No one has ever seen God. But the one and only Son is himself God and is near to the Father’s heart. He has revealed God to us.
How do we know God? How can we know God, not just theologically, but relationally? Let’s keep these questions in mind as we turn to John 1:15-18.
After celebrating the Incarnation of the Word of God, who became human and revealed his divine glory (1:14), the Gospel of John underscores the Jewish context of these events. The Word Incarnate was the one about whom John the Baptizer testified (1:15). The law was given through Moses, “but God’s unfailing love and faithfulness came through Yahushua Mashiach / Christ.” Thus, the Word Incarnate fulfills Jewish hopes for the Messiah and completes God’s revelation that began with the Mosaic covenant.
This brings us to verse 18, which is one of the most astounding verses in all of Scripture. It is also a tricky verse to translate and interpret. Yet its basic meaning is clear … and stunning. “No one has ever seen God” underscores God’s distance and difference from human beings. Unlike the pagan gods who showed up on earth periodically, the one true God has never been directly seen with human eyes. Thus, we cannot know God truly through our own powers of observation and discernment. We need God to reveal himself to us in a way we can understand.

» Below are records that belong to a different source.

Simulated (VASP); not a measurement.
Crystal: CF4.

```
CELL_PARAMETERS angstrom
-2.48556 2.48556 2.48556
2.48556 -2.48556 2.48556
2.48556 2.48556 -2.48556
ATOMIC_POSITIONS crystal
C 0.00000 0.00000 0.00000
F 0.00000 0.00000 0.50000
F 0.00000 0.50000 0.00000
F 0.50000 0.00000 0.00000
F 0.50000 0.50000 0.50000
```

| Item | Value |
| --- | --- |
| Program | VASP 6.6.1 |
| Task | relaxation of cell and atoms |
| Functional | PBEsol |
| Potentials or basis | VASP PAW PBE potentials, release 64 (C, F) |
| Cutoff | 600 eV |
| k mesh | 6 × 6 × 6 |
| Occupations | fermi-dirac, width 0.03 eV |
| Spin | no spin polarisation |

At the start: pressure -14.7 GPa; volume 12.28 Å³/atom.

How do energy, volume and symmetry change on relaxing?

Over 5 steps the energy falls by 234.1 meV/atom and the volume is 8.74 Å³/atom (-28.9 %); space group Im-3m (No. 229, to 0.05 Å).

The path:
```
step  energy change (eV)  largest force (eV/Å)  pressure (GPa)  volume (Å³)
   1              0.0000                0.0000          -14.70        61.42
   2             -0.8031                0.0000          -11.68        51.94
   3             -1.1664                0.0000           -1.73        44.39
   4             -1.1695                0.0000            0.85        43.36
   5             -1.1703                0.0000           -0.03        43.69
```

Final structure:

This is exactly what happened in the Incarnation: “[T]he one and only Son is himself God and is near to the Father’s heart. He has revealed God to us.” The Word of God is also the Son of God. He has seen God and is thus able to reveal God to us. But, more strikingly, the Son is God (see John 1:1). Therefore he reveals God to us, not only in words and deeds, but also in his very person.
When we gaze upon Yahushua, we peer into the face of God. Through Yahushua, we can know God, truly, intimately, personally. Yes, our knowledge of God is not complete (1 Cor. 13:12). But insofar as we know God through the Word Incarnate, our knowledge is genuine and trustworthy. Thus our relationship with God is shaped by his self-revelation in Yahushua, the fully divine and fully human one. We honor God when we allow Yahushua to show us who God is and what it means to walk in fellowship with him each day.
(Mark D. Roberts)
QUESTIONS FOR FURTHER REFLECTION: How has Yahushua shaped your understanding of God? How has God’s self-revelation in Yahushua impacted your relationship with God?
Gracious God, apart from your help, we would never know you. Oh, we’d know something about you from observing your creation, and our hearts would yearn for you, but we’d never know you truly unless you chose to make yourself known to us.
So, today we thank you for revealing yourself to us. You have made yourself known through the Law and the Prophets, through calling Abraham and forming a covenant with Moses. But most wonderfully, you have revealed yourself to us by becoming one of us. In Yahushua, the Word Incarnate, you have made yourself known to us. Thus, you invite us to have a truthful, intimate, vital relationship with you.
All praise be to you, Gracious God, for revealing yourself to us in through Yahushua Your Son. Amen.